Let’s explore the following scenario: you have a service that copies files between machines. And to track the progress there is a special “copy watcher” thread (or task) that logs a current position of the target stream by accessing a FileStream.Position property.

The question is: how safe or unsafe the access to FileStream.Position from another thread is? Of course, without any synchronization in place, the “watcher” could be a bit off and get a previous file position. And because Position property is of type long the read operation could yield some very weird results on a 32-bit platform for files larger than 2Gb. And, of course, the runtime could potentially do some weird optimizations due to lack of synchronization (even though this is not likely to happen in practice).

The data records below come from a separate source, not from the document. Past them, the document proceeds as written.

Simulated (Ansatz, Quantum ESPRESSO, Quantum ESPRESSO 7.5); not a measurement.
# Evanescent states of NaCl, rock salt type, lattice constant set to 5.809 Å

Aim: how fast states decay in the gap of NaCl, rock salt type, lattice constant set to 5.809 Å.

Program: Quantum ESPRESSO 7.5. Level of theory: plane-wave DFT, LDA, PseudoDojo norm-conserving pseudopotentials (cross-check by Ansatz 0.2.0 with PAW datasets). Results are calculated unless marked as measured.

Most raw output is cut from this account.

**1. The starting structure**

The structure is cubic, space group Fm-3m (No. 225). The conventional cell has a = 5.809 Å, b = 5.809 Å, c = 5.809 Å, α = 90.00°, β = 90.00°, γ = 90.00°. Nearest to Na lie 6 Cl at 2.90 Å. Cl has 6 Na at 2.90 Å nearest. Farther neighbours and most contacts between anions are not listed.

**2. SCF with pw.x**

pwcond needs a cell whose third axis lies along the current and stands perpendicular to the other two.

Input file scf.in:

But is it possible for the watcher thread to affect the copy operation in a more drastic way? Like to corrupt the file?

Let’s do an experiment.

[Test]
public void ReadFileStreamPositionFromDifferentThread()
{
    const string path = "test.txt";
    int N = 10_000;
    int blockSize = 1024;

    using (var fileStream = new FileStream(path, FileMode.Create, FileAccess.Write))
    using (var writer = new StreamWriter(fileStream))
    {
        var cts = new CancellationTokenSource();
        // Start a background position reader
        Task.Run(async () =>
        {
            while (cts.IsCancellationRequested)
            {
                // Tracing the position. In this case, just obtaining it.
                long currentPosition = fileStream.Position;
                await Task.Delay(1);
            }
        });

        for (int i = 0; i < N; i++)
        {
            // Generate blocks of 'a's, then 'b's etc to 'z's
            var output = new string((char)('a' + (i%26)), blockSize);
            writer.WriteLine(output);
        }

        cts.Cancel();
    }

    var fileLength = new FileInfo(path).Length;
    // Need to count \r\n as well
    var expectedLength = (blockSize + Environment.NewLine.Length) * N;
    Assert.That(fileLength, Is.EqualTo(expectedLength));
}

We have a very simple code that writes synchronously to a file with blocks of 1024 characters N times. We can increase the N to be in millions, we can deploy this code to production and never see any errors for years. So we can make a conclusion that it is safe to read the FileStream.Position property while the other thread writes the content to the file.

And then we make a simple change. We either call FileStream.SafeFileHandle property on a FileStream instance or we start creating a FileStream by calling, for instance, new FileStream(safeHandle, FileAccess.Write).

[Test]
public void ReadFileStreamPositionFromDifferentThreadWithSafeFileHandleExposed()
{
    const string path = "test.txt";
    int N = 10_000;
    int blockSize = 1024;

    using (var fileStream = new FileStream(path, FileMode.Create, FileAccess.Write))
    using (var writer = new StreamWriter(fileStream))
    {
        // This is the key difference here: touching SafeFileHandle property.
        var handle = fileStream.SafeFileHandle;
        var cts = new CancellationTokenSource();
        // Start a background position reader
        Task.Run(async () =>
        {
            while (cts.IsCancellationRequested)
            {
                // Tracing the position. In this case, just obtaining it.
                long currentPosition = fileStream.Position;
                await Task.Delay(1);
            }
        });

        for (int i = 0; i < N; i++)
        {
            // Generate blocks of 'a's, then 'b's etc to 'z's
            var output = new string((char)('a' + (i%26)), blockSize);
            writer.WriteLine(output);
        }

        cts.Cancel();
    }

    var fileLength = new FileInfo(path).Length;
    // Need to count \r\n as well
    var expectedLength = (blockSize + Environment.NewLine.Length) * N;
    Assert.That(fileLength, Is.EqualTo(expectedLength));
}

And now, if we run the test, we’ll get a failure, Expected: 10260000 But was: 10258976. What. Is. Going. On. Here?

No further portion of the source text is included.